Thursday, August 1, 2024

Spiritual Formation #04

Renewal of the Mind:

I remember some years ago, turning up at church, early to prepare for a Sunday morning service. It was very exciting! Two people had signed up to get baptised, and the night before THREE more had called me to ask if they could also get baptised that next morning. 

So I turned up early to set things up and told the good news to the band leader who was setting up for a practice with the band! 

“So, three more baptisms, eh? I suppose they’ll all want to share their testimony too?” he somewhat sourly replied.

“That’s right,” I said, “It’s going to be awesome to hear their stories!”

He sighed heavily. “I suppose we still need to do communion?”

“Well yes,” I said, “Of course we’ll gather around the table.”

He frowned. “Well that’s going to cut into worship, isn’t it? I’ll have to drop a couple of songs out to fit all that stuff in! Why can’t you do communion some other time for the oldies who really want that sort of thing? And why bother with all those testimonies? No point in the band being here if we not doing much worship!”

We talked about it. For him worship seemed to be mainly about the singing and the inspirational vibe that music provided to get people through the week. It was all about the Holy Spirit lifting our emotions to create a create an uplifting experience. For him all that sharing testimonies and preaching and contemplative communion stuff just cut into everyone experiencing God working in our midst. 
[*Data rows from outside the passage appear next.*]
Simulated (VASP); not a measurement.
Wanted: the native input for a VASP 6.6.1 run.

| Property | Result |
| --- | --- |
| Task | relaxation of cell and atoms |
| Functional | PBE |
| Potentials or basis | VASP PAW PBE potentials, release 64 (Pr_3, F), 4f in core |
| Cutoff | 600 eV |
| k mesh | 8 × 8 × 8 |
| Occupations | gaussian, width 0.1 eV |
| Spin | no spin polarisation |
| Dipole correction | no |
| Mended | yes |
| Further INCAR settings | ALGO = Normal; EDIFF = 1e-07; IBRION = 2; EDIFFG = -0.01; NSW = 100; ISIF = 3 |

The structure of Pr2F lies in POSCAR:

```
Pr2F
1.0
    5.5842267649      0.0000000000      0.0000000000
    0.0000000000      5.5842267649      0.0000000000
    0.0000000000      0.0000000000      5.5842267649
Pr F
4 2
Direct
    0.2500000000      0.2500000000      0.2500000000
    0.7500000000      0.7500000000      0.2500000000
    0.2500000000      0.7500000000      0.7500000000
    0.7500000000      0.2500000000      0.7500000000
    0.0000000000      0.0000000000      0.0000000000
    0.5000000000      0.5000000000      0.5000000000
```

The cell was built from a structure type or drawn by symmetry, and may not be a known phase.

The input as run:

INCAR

And yet — it’s interesting how much the scriptures have to say about the mind. The scriptures talk far more about a renewed mind than about elevated feelings.

We can sometimes think the Christian faith is about learning how to ‘feel’ good or joyful. A good worship service for many, is one where the lights, music and drama creates a sense of spiritual euphoria. 

I recall one dark, wet winter's day sitting in a cold church in an overseas city I was visiting. The congregation looked half-asleep and a fair number were coughing and spluttering with winter lurgies of various sorts. The very enthusiastic young song-leader stood us all up and with the backing of his loud band launched us into fast-paced lively song about joyfully praising God. We in the cold and raspy congregation responded mournfully like a herd of cows mooing in the rain. 

"Stop! Stop! Stop!" he cried. "You're all going to stand up and try that again properly! People, if you truly want to worship God, you need to know there are only two things that want to stop you. One is the Devil, .... and the other is your mind. If you really want to worship God, you need to turn your mind off! So everyone stand up and let's go."

Well, me and my friend, rather rebelliously sat down. "Turn off your mind to worship God?"  I mean, seriously?

Lutheran writer Larry Christenson (former director of the International Lutheran Renewal Center in Minneapolis), suggests that the locus of formation has to do with the renewal of the “mind” more than the “heart.” The process of sanctification (becoming more like Jesus) is seen as deliberately putting off the old nature and it’s scripting and putting on the mind of Christ and the behaviours and habits that follow from a new Christ-centred way of thinking. (Ephesians 4:14-32). 

It is as the mind is transformed so that the believer will know the will of God (Romans 12: 1-2). It is in choosing each day to live in the Spirit rather than by the old nature that holiness of Christ is displayed. This tension is often described in the language of spiritual warfare, where the mind of the believer is the battleground, either to be held captive by the enemy or set free in Christ. (E.g. Colossians 2:8, 2 Corinthians10:5).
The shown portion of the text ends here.